Brazilian graft probe convicts high-profile ex-president Silva

Former President Luiz Inacio Lula da Silva was the biggest victim yet of 'Operation Car Wash' – the country’s widespread graft investigation – when he was sentenced Wednesday to nearly 10 years in prison. 

Andre Penner/AP
Demonstrators set fire to a Workers Party flag and hold a doll of former President Luiz Inacio Lula da Silva in prison garb, as they celebrate the decision by Judge Sergio Moro to convict Lula da Silva, in Sao Paulo, Brazil on July 12, 2017. Mr. Silva was found guilty of corruption and money laundering Wednesday and sentenced to almost 10 years in prison.

The former president who brought Brazil to prominence on the world stage has been found guilty of corruption and money laundering – a historic judgment underscoring that no one is out of reach of this Latin American country's sprawling graft investigation.

Former President Luiz Inacio Lula da Silva's conviction Wednesday was the highest profile victory yet for the probe, which has already brought charges against dozens of political and business elite and recovered more than $3 billion in ill-gotten gains.

While Judge Sergio Moro defended the decision as one based purely in the law, Mr. Silva derided the trial as a political witch hunt and is expected to rally his supporters to his cause with a news conference he called for Thursday.

Brazil's first working-class president, sentenced to nearly 10 years in prison, will remain free while an appeal is heard, but he is now the country's first former president to be convicted in a criminal proceeding at least since democracy was restored in the 1980s.
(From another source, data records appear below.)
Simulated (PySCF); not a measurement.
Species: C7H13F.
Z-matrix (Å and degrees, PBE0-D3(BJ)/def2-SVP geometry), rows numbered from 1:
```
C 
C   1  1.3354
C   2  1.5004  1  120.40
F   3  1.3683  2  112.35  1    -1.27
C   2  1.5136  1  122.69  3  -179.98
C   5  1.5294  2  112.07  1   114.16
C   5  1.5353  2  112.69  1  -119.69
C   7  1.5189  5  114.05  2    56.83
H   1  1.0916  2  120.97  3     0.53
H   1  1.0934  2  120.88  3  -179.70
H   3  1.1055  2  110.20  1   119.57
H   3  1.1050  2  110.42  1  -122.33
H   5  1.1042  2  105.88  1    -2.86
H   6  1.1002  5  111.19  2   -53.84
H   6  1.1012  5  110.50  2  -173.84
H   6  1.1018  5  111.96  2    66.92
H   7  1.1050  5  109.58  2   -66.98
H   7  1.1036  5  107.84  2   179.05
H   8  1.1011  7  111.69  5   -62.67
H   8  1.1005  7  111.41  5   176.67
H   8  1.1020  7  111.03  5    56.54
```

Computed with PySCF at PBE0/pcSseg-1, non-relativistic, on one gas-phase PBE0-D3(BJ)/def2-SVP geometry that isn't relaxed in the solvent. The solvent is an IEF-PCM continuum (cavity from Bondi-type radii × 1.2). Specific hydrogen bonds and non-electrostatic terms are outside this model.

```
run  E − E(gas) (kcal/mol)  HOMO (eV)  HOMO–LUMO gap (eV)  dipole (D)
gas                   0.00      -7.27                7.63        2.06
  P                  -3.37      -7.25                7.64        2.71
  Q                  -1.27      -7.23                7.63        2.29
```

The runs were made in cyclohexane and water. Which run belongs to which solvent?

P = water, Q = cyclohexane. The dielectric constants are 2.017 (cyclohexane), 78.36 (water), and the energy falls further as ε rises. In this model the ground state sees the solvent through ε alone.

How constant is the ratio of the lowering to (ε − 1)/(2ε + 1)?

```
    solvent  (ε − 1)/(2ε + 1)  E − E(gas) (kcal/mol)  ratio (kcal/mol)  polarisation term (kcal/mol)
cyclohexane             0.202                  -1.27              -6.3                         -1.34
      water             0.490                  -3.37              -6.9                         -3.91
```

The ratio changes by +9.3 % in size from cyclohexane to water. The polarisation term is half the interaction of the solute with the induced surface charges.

Meanwhile, the current president, Michel Temer, is facing his own corruption charge.

"It's very unusual to have a former president convicted of corruption and at the time same a sitting president also being investigated," said Sergio Praca, a political scientist at the Fundacao Getulio Vargas university in Rio de Janeiro. "Today is a huge moment in Brazilian history, for better or worse."

Brazilians have lived through three tumultuous years as the ever-spreading "Operation Car Wash" investigation has revealed corruption on a scale that has shocked even the most cynical. At the same time, Dilma Rousseff was impeached and removed from office for illegally managing the federal budget. And now her successor, Temer, is under siege as the lower house of Congress decides whether he should be suspended and put on trial.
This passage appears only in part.